The entertainment industry has spent decades demonizing piracy, often to the point of near-parody. Industry groups like the Motion Picture Association of America routinely propose increasingly-aggressive and costly “solutions” to the problem (like dubious lawsuits and kicking pirates off the internet), that historically haven’t done much to actually slow copyright infringement.

But in a new study, Indiana University Researchers like Antino Kim say that online piracy can sometimes have a positive impact on markets, and being overly-aggressive in the policing and punishing of pirates may sometimes be counterproductive.

"When information goods are sold to consumers via a retailer, in certain situations, a moderate level of piracy seems to have a surprisingly positive impact on the profits of the manufacturer and the retailer while, at the same time, enhancing consumer welfare," Kim and his fellow researchers state.

As an example, Kim’s study (“The "Invisible Hand" of Piracy: An Economic Analysis of the Information-Goods Supply Chain”) points to the hit HBO show Game Of Thrones, which routinely breaks piracy records thanks to heavy file sharing on BitTorrent.

The researchers found that piracy often acts as a form of invisible competition, keeping both the manufacturer (HBO) and the cable operator (say, Comcast) from raising prices quite as high as they might otherwise (aka double marginalization). Raise prices too high, for example, and users will just flee to piracy, creating even higher losses.

The idea that piracy acts as a competitive check on markets is certainly not a new argument. Countless companies (like Good Old Games) have found that the best solution to piracy is to offer a cheaper, better, DRM-free product that makes piracy less palatable. This is, however, a lesson many entertainment executives seem unwilling to learn.

The researchers are clear to note their findings have their limits, and that they’re not openly advocating for companies to fully embrace piracy. They do, however, argue that if you understand the benefits of piracy as a form of invisible competition, you’ll find that overly-aggressive anti-piracy efforts can actually harm the market.

"Our results do not imply that the legal channel should, all of a sudden, start actively encouraging piracy," researchers said. "The implication is simply that, situated in a real-world context, our manufacturer and retailer should recognize that a certain level of piracy or its threat might actually be beneficial and should, therefore, exercise some moderation in their anti-piracy efforts.”

HBO executives have publicly conceded that piracy can also prove beneficial by generating additional buzz and consumer interest. It’s not entirely unlike the way executives at Netflix and HBO view rampant password sharing as more of a promotional tool than a nefarious behavior that should be hammered into oblivion (often the position of old school cable execs).

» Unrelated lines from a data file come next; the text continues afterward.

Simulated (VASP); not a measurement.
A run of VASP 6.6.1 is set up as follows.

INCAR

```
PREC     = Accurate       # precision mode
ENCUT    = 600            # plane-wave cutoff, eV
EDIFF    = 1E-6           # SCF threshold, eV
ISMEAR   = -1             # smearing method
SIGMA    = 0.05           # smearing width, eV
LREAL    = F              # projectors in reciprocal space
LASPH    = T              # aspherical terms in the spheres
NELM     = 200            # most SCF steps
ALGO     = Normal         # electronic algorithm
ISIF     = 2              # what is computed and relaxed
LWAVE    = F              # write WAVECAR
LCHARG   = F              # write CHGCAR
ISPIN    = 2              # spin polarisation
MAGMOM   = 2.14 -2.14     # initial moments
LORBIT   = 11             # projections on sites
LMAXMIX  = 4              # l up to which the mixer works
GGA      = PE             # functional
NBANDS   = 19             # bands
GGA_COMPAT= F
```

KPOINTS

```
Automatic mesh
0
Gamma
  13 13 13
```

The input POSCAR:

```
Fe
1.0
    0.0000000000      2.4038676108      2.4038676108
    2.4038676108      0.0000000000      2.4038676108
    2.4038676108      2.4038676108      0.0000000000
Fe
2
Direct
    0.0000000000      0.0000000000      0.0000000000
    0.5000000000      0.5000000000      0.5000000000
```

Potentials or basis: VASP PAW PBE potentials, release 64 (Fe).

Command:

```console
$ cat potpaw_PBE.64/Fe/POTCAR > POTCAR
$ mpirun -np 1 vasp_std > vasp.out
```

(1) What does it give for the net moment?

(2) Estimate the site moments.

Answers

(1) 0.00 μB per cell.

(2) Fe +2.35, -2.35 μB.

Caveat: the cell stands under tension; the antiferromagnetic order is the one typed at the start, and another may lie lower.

That’s not to say that HBO hasn’t engaged in some dubious anti-piracy efforts over the years, including the years it spent seeding “poisoned” BitTorrent files to hinder file traders. But the company has, in the years since, generally adopted the belief that copyright infringement is more of a dual-edged sword than an apocalyptic event.

That said, Kim told me in an email that HBO may see slightly more incentive to crack down on piracy in the wake of AT&T’s acquisition of the premium channel, since post-merger it’s both the manufacturer and the retailer (via AT&T and AT&T-owned DirecTV), muting some of the paper’s proposed benefits.

“However, there are other positive effects of piracy such as positive network effect (i.e., the more people use the product, the more valuable it becomes) and learning (i.e., pirate users may learn about the product and buy the legal version later on),” Kim added. “These are older insights from other papers. What we find here is in addition to those.”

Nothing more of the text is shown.